This slowdown was reflected in auction and new listing numbers. In the week ending 20 April, just 644 auctions were held across the combined capitals – the lowest Easter auction week since 2019 – when the market was near a cyclical low and housing policy debates dominated the federal election campaign.

New listings also dropped to their lowest level for this time of year since 2019, with just 19,650 properties listed for sale across the combined capitals over the four weeks to 27 April.

“With further rate cuts likely as soon as May 20th, and a level of certainty returning to the market after the federal election on May 3rd, we expect a further modest rise in values for 2025,” said Lawless.

While housing values are on the rise overall, not all markets have reached new record highs, according to the index.

Only the mid-sized capitals are at their peak levels. Sydney’s values remain 1.1 per cent below their September 2024 high. Melbourne is down 5.4 per cent from its 2022 peak. Hobart values are 11.1 per cent below their highest point, while Darwin and the ACT are down 2.7 per cent and 6.4 per cent, respectively.

The annual pace of gains slowed to 3.2 per cent nationally in April, the weakest annual rise since the 12 months ending August 2023.
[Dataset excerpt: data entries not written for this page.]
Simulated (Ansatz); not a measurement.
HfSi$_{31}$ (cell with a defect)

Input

This decline reflected the sluggish growth seen from mid-2024 through early 2025, which included a period of falling values over the three months ending January 2025. Monthly growth turned positive in February, following a 25-bp cut to the cash rate.

“Given the softer trajectory of growth through last year, it’s likely the annual pace of gains will continue to soften over the coming months, despite the positive inflection in values since February,” Lawless said.